Odd issue here with the CF Load Balancer and Argo Tunnels.
(Servers all serving HTTPS interface)
I’ve got two servers, api-server-1, api-server-2, I can load balance them fine, lets call the load balancer LB1.
Direct access via their ‘A record’ works fine.
Access via the load balancer, allocated 50/50 works fine.
They have CF certs on them for HTTPS.
Now I’m experimenting using Argo Tunnels / Cloudflared to route some docker containers. The plan is to purchase more load balancer origins and use Argo Tunnels to cope with extra demand.
The two docker containers are on the same physical server, https, on different ports.
Both have valid CF SSL certs.
Both containers have a CNAME record (created via cloudflared), lets call them argtun1, argtun2.
I can access these containers via their CNAME records completely fine.
I can script a curl request to the CNAME record in a tight loop and they always respond fine, all over https, no errors at all.
But when I try and put one of these servers into the LB pool is where things start to break down.
If I do api-server-1 and argtun1 in the pool, I start to get strange errors which I cannot track down but it also works sometimes.
If I refresh https://LB1 I can see it switching servers 50/50. I can also see at the origins the LB health check requests coming in with a 200 response.
Every so often, I start to get a 403, cf-ray id 67a0cf94cd972c5a-LHR , 67a0d222ca79f3df-LHR , or even weirder 404, 67a0d285ae20f3df-LHR .

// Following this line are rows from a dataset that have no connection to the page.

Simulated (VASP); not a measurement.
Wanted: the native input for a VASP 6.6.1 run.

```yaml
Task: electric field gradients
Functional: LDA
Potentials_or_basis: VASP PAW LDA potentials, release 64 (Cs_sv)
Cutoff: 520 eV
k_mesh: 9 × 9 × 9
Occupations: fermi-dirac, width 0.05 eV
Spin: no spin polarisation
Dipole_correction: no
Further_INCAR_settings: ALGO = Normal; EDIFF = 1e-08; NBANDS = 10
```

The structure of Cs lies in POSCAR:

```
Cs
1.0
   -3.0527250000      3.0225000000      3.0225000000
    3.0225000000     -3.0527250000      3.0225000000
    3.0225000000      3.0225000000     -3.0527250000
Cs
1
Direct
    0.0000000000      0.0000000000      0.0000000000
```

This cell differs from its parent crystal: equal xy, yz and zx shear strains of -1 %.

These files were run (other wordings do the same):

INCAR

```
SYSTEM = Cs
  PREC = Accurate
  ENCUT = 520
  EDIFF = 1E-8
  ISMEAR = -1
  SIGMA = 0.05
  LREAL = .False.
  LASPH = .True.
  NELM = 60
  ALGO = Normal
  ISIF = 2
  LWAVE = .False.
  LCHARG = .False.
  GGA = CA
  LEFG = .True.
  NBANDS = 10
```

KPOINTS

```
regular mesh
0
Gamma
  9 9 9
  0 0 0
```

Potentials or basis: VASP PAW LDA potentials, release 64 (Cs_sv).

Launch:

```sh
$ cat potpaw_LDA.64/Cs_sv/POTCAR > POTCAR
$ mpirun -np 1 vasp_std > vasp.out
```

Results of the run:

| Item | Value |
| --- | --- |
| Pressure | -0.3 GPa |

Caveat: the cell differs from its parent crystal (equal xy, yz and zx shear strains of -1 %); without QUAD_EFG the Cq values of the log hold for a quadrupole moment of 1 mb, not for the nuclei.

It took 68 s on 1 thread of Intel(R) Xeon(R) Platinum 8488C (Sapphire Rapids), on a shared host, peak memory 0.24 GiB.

Now, if I disable api-server-1 in the pool leaving just argtun1 in the pool, it stops working completely, generally with 404, 67a0d4fe7e61e600-LHR , and I assume it doesn’t help for some unknown reason it has switched to caching the error response which is now cache HIT for the get request to LB1 , even though the max-age is always 0 for URI / .
Re-enable api-server-1 , eventually I start getting the 403 errors again, 67a0d9bd6e0053fe-LHR and some more back and forth with 404.
BUT if I go into the LB1 and turn argtun1 off, save, turn it on, save . Wait for the first health check to succeed. It mostly goes back to the working state, throwing in some 67a0dd313a6fbc06-LHR errors here and there.
My LB1 health checks are to URI /, this always returns 200 (I can see the origin logs).
Accessing / via LB1 is returning errors, surely then the origin which served it should be taken out of the pool if this was truly the case?
I have no firewall events matching the ray ids.
What is going on? It makes no sense?